Ex-BC Premier Christy Clark Denies Delay in Taking Action to Combat Money Laundering

Clark tells the Cullen Commission she was unaware of a money laundering spike in casinos before 2015
April 21, 2021 Updated: April 21, 2021

Former B.C. Liberal premier Christy Clark, one of the high-profile witnesses to appear before the Cullen Commission this week, denied in her testimony that there were substantial delays in acting to investigate money laundering in the province when she was premier.

During Clark’s time as premier, from 2011 to 2017, there was a significant rise in suspicious casino transactions allegedly linked to transnational organized crime.

“We recognized it was a serious problem in the province. We were taking action to deal with it,” Clark said at the hearing on April 20.

Housing prices in Vancouver also skyrocketed during that time, but Clark told the commission there was no reason to believe that money laundering was the cause, noting that her government had been informed by experts that the increase was due to factors such as B.C.’s economic growth, low interest rates, and high immigration rates.

When asked by counsel Patrick McGowan whether she was aware that large cash buy-ins consisting of $20 bills had become commonplace at Lower Mainland casinos between 2012 and 2015, Clark said no.

“I wasn’t being kept abreast of the large cash buy-ins and the reports from law enforcement specifically,” she said.

Clark said that she was not directly informed of an “all-time high” jump in suspicious cash transactions until 2015, and that her government subsequently took action.

She noted that this led to her government’s creation of the Joint Illegal Gaming Investigation Team in 2016—part of B.C.’s integrated anti-gang police agency, the Combined Forces Special Enforcement Unit—to combat illegal gaming activities.

“I can say that we took significant action in the years that I was there, and I think confirmation of its effectiveness is that the current government is continuing with those actions that we undertook,” Clark said.

When McGowan questioned Clark as to why there weren’t any prosecutions on money laundering during her time as premier, she first replied that the courts are separate from political inquiries. However, she later affirmed McGowan’s point that courts take what is presented to them.

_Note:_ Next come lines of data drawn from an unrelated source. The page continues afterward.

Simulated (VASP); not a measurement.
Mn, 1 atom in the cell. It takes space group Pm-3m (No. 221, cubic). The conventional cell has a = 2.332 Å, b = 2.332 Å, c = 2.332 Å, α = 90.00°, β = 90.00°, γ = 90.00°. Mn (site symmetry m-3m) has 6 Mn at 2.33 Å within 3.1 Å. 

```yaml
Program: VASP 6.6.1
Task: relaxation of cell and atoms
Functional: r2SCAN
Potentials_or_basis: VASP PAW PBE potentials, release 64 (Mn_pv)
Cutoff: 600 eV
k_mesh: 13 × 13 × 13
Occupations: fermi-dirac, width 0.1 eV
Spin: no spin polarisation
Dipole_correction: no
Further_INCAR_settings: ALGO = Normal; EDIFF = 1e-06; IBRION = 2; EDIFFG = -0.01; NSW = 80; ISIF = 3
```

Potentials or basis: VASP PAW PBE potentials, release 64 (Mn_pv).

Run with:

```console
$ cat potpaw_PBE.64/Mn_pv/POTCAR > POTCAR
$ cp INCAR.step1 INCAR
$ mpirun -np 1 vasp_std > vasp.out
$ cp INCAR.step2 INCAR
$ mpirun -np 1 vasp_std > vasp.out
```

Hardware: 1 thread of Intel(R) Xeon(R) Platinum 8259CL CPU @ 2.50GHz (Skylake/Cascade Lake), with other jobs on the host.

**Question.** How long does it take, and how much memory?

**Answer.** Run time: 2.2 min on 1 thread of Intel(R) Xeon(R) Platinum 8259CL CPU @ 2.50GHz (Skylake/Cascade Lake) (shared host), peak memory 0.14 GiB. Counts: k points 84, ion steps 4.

“Investigation of those crimes sit with law enforcement,” she said. “Again, that is not an area where government is involved and sets day-to-day priorities.”

Clark later remarked that she was not aware when she became premier that an earlier RCMP anti-illegal gambling unit in the province, known as the Integrated Illegal Gaming Enforcement Team (IIGET) and funded by the B.C. Lottery Corp., had been disbanded by the B.C. Liberals in 2009.

The IIGET was disbanded in April 2009 three months after releasing a report that year seeking an expanded role and warning about the extent and scope of illegal gaming in B.C.

McGowan closed by asking Clark whether she or the B.C. Liberal Party ever accepted donations from the gaming industry. Clark replied that such contributions were accepted only in the last two years of her time as premier. She excused her actions, saying that Canada’s Constitution does not bar political contributions from the gaming industry.

Mark Skwarok, counsel for the Great Canadian Gaming Corp., did not pose any questions, passing it on to Transparency International Canada’s lawyer Toby Rauch Davis. Davis proceeded to ask Clark if she had ever commissioned a study to see if money laundering was growing in the province, to which she answered no.

Clark also denied being aware of a report by the Financial Action Task Force (FATF) in 2016 criticizing Canada for its non-compliance on five of the FATF’s 40 recommendations. This included Recommendation 25, which calls on countries to take measures to prevent the misuse of legal arrangements for money laundering or terrorist financing. FATF is an independent inter-governmental body whose recommendations are recognized as the gold standard for countering money laundering and terrorist financing.

Clark testified for just over two hours. She is one of 11 former and current B.C. cabinet ministers scheduled to testify in the coming days.

B.C Premier John Horgan initiated the Cullen Commission in May 2019 in response to multiple reports on money laundering in the province that outlined how hundreds of millions of dollars in illegal cash transactions affected B.C’s real estate, luxury vehicle, and gaming sectors.

The final report of the Cullen Commission is scheduled to be released on Dec. 15.